Status of Women…

Signed

Anthony, Susan B. The Status of Women, Past, Present, and Future. Boston: The Arena Publishing Company, May, 1897.

8vo.; two leaves, folded and stapled to make eight pages of printed text; two small tears on bottom of first leaf; stapled. In a specially made cloth slipcase.

First edition of this offprint of Anthony’s essay on the status of women, issued for her private use and never offered for sale. It was originally published in The Arena, May, 1897, pages 901-908. At the top of the first leaf, Anthony has signed her name and added beneath it the dates: 1820 – Feb. 15 – 1898. February 15 is Anthony’s birthday; perhaps The Arena printed this in honor of that day.

The Arena was published in Boston from December 1889 until August 1909, and had a circulation of about 25,000. It was founded by B.O. Flower, who edited the periodical until 1897, and then by his successor, John Clark Ridpath. Flower got the capital to start the magazine from his brother, Richard Flower, who was a wealthy quack doctor. Flower used the Arena as “a field of combat where the intellectual gains could defend those principles which appeared to them to be founded on truth, justice and wisdom” and also as a forum to voice his support of women’s rights (“The Mind of B.O. Flower,” by Allen J. Matusow. The New England Quarterly. Vol. 34, No. 4, Dec. 1961, pp. 492-493). He is quoted, “the constantly broadening sphere of women’s influence is to me the most hopeful and important sign of our time” (Matusow, p. 495). Anthony’s essay would have been a perfect fit with Flower’s vision.

Flower commissioned this overview of the progress women have made toward gender equality in the past fifty years, in areas like education, legal status, professional work and wages, in the Church and in politics, with considerable discussion of suffrage. Anthony explains that before this “first wave” of feminism, women – especially unmarried women – were looked upon as “the drudge[s] and burden bearer[s] of the family,” (902), adding, “Women might work like galley slaves for their own relatives” (902). In regards to women writers, and women who pursue work outside of the domestic service realm, Anthony writes, “no man would be brave enough to take for a wife a creature who had thus unsexed herself” (902); she concludes this paragraph by explaining, “Of all the old prejudices that cling to the hem of the woman’s garments and persistently impede her progress, none holds faster than this” (903).

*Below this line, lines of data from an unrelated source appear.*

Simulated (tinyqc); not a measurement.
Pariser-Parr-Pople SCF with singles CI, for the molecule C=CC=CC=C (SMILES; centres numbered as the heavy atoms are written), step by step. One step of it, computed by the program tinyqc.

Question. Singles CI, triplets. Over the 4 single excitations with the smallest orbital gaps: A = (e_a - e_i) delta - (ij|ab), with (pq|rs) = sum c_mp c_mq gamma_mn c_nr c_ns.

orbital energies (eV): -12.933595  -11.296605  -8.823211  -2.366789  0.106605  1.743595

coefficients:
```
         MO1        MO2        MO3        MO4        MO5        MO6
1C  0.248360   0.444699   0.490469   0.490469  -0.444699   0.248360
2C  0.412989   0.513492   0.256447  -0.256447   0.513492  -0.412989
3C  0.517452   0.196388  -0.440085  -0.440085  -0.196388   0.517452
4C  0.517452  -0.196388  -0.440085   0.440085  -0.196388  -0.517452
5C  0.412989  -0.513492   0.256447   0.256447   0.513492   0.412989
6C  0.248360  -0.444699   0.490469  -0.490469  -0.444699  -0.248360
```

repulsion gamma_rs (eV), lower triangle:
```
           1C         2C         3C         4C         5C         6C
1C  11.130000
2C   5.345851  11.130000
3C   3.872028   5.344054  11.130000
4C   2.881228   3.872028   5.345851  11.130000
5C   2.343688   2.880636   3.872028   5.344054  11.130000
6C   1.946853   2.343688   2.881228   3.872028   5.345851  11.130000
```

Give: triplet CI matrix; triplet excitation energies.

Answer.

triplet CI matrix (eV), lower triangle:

A turning point in the pursuit of equality for women was the Women’s Rights Convention in Seneca Falls, in 1848. She writes here that while the Convention was “ridiculed by the press and denounced by the pulpit from one end of the country to the other” (904), nearly all of the reforms initiated there had been realized. Curiously, Anthony also cites improvement in “household methods,” and praises the fact that “Women’s increased intelligence manifests itself in this department as conspicuously as in any other” (905). Even this pioneer of women’s rights still cannot completely conceive of a woman removed from her domestic environment.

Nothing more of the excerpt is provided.